By David Young, PA
A budget for Northern Ireland anticipated to result in swingeing cuts to public services is set to be revealed on Thursday.
Northern Ireland Secretary Chris Heaton-Harris, who has responsibility for setting the Stormont budget in the absence of powersharing, is expected to outline departmental allocations for 2023/24 in a written ministerial statement at Westminster.
Civil servants currently running public services in the absence of devolved elected ministers are bracing themselves for a potentially brutal settlement.
When local ministers left office last year, Stormont was facing an approximate £600 million (€677 million) black hole.
Permanent secretaries were forced to make a range of in-year savings and the UK finance ministry provided a £300 million advance down-payment to help bridge the financial gap.
However, with that £300 million having to be recouped in this financial year, the picture looks even more bleak for the 2023/24 budget.
Stormont permanent secretaries insist they should not be placed in the position of having to making significant cuts, potentially impacting the most vulnerable in society. They have urged the British government to issue ministerial directions for any major cuts that are implemented.
However, Mr Heaton-Harris has made clear that he does not intend to issue such directions, which means the decisions will fall on the civil service until such time as powersharing returns to Stormont.
Devolution is in abeyance at Stormont as a result of a DUP boycott of the institutions in protest at post-Brexit trading arrangements.
Mr Heaton-Harris is due to meet the main parties at Hillsborough Castle on Thursday to discuss the budgetary picture.

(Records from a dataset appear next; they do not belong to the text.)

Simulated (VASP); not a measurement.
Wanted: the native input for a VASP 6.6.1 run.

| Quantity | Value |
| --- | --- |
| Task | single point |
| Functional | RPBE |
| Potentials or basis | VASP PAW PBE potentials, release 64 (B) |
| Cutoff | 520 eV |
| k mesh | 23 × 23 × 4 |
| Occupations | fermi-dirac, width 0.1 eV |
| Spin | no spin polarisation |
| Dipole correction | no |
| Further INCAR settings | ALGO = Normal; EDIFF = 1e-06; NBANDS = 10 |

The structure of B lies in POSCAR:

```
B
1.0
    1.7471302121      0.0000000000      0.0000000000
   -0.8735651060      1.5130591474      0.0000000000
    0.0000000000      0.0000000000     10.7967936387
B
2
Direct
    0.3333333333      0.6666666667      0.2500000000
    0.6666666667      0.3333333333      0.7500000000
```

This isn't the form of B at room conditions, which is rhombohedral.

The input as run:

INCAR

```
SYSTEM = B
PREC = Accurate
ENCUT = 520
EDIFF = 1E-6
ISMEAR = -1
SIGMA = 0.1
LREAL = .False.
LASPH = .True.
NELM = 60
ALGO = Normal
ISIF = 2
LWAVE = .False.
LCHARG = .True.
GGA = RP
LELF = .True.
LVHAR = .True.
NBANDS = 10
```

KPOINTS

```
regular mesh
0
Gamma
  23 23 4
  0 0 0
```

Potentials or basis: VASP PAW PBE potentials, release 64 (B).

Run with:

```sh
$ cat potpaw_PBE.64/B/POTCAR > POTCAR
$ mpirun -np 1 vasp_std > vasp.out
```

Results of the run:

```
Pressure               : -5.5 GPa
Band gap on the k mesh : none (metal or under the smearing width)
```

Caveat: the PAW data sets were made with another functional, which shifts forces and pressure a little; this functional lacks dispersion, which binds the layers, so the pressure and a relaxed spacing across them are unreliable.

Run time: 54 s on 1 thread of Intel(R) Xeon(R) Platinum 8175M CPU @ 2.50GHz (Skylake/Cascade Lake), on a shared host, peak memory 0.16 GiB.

On Wednesday, Sinn Féin vice president Michelle O’Neill called on the UK government to divert more money to Northern Ireland.
“I just think it’s not good enough that we don’t have the executive up and running right now, we need to be there,” she said.
“And all the political parties need to be facing one direction and that is a direction pushing back against the Tory savagery.
“The cuts that they have brought forward have been eye-watering and really impacting on our communities and the people that live here.”
She added: “But alongside a reformed executive, which I am determined and what I want to achieve, what we need is additional finances, because we’ve just dealt with 12-plus years of Tory austerity, they’ve decimated public services, our public sector workers are on strike today, they shouldn’t have to be there.
“But this is the reality of the Tory austerity that they have brought upon us. But we need to fight back against it. And we need to fight for additional funding for a reformed executive that allows us to actually make better political choices in the best interests of the people that we serve.”
The DUP has called for reform of how Northern Ireland is funded.
This week, DUP MP Gavin Robinson raised the issue directly with Mr Heaton-Harris when he appeared before the Northern Ireland Affairs Committee.
“The primary problem is not a lack of Stormont, it is a lack of money. That is a decision made by Treasury,” he said.
“I have been warning for some time that the Barnett formula used for divvying up the budget for the UK regions is unfair to Northern Ireland and will continue to get even worse in coming years.
“There needs to be a complete reform of the funding model.
“The Treasury contribution to fund public services in Northern Ireland is going down rather than rising.”